I spent a week or so in Tuscany a few years back, traveling for school, and tried some of the local fare; Pappardelle al cinghiale (Wild Boar Ragu pasta, which I had to try a couple of times because it was soooooo good), Panzanella (Bread Salad, see J’s version – I love it more than the Italian made I had), and healthy doses of the digestivo Limoncino (the Northern Italian version of Limoncello) and Pappa al pomodoro.
Though, to be honest, I wasn’t as thrilled with the Pappa al pomodoro as I thought I was supposed to be. Everywhere is apparently slightly different (as family styles and recipes are malleable) so I shouldn’t have given up but the opportunity did not really offer itself again. I returned, slightly sad that such a signature dish left me wanting. I think what disappointed me was likely the restaurant’s lack of time taken for this dish – though it doesn’t take a lot of time, time is still the essence of the tomato flavor (this is just a guess, the tomato soup tasted a little watery and the tomatoes unripe or uncooked a bit, but it was a desparate last minute attempt at a less than exciting establishment to make sure I had some while in Tuscany).
My best advice is to use a bit of roasted tomato to kick up the tomato flavor and make sure to simmer whatever kind of tomato you use with as little water as possible until they break down a bit, concentrating all that goodness. In the late Summer when heirloom tomatotes are gorgeous and aplenty, we buy as many as we can (every week) and use some fresh, and roast the rest sliced thick on sheet trays with Garlic/Herbs like Thyme, Marjoram, Rosemary, or Oregano/Sea Salt & fresh ground tricolored Pepper/Olive Oil until they carmelize, let cool, then throw into freezer bags for just this sort of thing – adds tomato punch to any dish – soups and stews, pasta dishes, dips, etc.

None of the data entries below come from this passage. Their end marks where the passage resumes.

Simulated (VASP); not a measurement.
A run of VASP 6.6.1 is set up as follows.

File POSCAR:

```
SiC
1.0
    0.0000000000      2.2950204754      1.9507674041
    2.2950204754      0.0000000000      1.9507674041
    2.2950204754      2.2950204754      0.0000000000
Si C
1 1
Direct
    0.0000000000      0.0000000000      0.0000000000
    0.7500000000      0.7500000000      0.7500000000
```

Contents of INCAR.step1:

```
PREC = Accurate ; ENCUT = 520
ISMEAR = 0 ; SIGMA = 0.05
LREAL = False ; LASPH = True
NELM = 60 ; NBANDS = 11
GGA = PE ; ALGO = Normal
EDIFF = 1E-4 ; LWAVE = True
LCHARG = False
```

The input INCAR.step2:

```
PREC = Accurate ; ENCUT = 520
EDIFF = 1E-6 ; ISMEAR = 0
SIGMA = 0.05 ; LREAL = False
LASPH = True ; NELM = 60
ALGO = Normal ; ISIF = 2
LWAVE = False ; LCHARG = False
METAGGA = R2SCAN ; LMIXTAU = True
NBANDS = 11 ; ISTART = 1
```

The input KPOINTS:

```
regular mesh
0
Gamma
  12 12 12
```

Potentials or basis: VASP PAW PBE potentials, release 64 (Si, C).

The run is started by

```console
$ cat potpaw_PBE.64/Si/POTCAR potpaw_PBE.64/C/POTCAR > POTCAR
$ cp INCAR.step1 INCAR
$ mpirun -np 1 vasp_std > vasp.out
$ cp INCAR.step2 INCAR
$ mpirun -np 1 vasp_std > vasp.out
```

I’ve also made this with a squeeze of anchovy and lemon (I think whoever came up with smashed anchovies in a tube is a genius! but you can also just smash one or two of your own) and Winter herb oil (dried herbs like Thyme, Rosemary, or Sage simmered in oil, strained then use the oil in the soup). I would not judge you if you added chunks of oil simmered Red and Green Bell Pepper and/or Onion, as well, or a healthy dose of Red Wine or a splash of Red Wine Vinegar near the end and a handful of Parm/Reg cheese. Instead of adding water, you can also up the nutrition by using Stock of any kind, too. Can also be served with a sexy cheese and cured olives (Josh really likes the wrinkly Black olives but mixed olives work great, too – or any of your favorites).
Pappa al Pomodoro (Tomato Bread Soup)
- 3 Large cloves of Garlic, peeled and smashed with the flat of the knife
- 1 lb fresh Tomatoes, (roasted in oven for 15-20 min at 350 w/ Sea Salt/Pepper/drizzle of Olive Oil, if using Summer frozen – chop roughly and treat the same), or a 24 oz can of Diced Fire-Roasted Tomatoes
- 24 oz of Water or Stock
- 1/2 cup of Olive Oil
- 24 oz can of Crushed Tomatoes (with Basil – sure!)
- Bunch of fresh Basil, torn a bit to let the oils out, hold back a few leaves for the end
- About a pound of good quality stale Bread cut or torn into big bite sized pieces(half of our classic Panem Domus is a great match here- if not stale ‘enough’, cut or tear into chunks and bake or toast a bit to dry out)
The beauty of this soup is the marrying of flavors.
* To start this, I recommend a Tablespoon of the Olive Oil in a Soup/Saucepan over Medium heat. Add smashed Garlic cloves and bring to a slow sizzle (do not let them brown but move around until fragrant).
* Then add can of Fire-Roasted Tomatoes, if using (if not, hold off on the fresh or frozen fresh Roasted -or fresh frozen-Tomatoes, and move to next Step). Let cook in saucepan until thickly bubbly, stirring occasionally so as not to stick to bottom of pot (about 5 minutes).
* Add Crushed Tomatoes (if not using can Fire-Roasted, treat as above, letting cook in Olive Oil with Garlic for 5 minutes) and 24 oz of chosen broth liquid (I just refill the can), and let simmer for 10-15 minutes.
* Season with Sea Salt & freshly ground Black Pepper.
* Add Bread chunks and torn Basil and let simmer another 5-10 minutes until preferred consistency (if I need to loosen it a bit, as I like it, this is the time I use a little Red Wine or Red Wine Vinegar, cooking after adding just a minute or two to reduce the alcohol/sharpness and bring to temperature)
* Remove from heat and divide into serving bowls – adding a Tablespoon of Olive Oil to each bowl, and sprinkling with Flaky Sea Salt/freshly ground Black Pepper to taste, and the remaining torn Basil.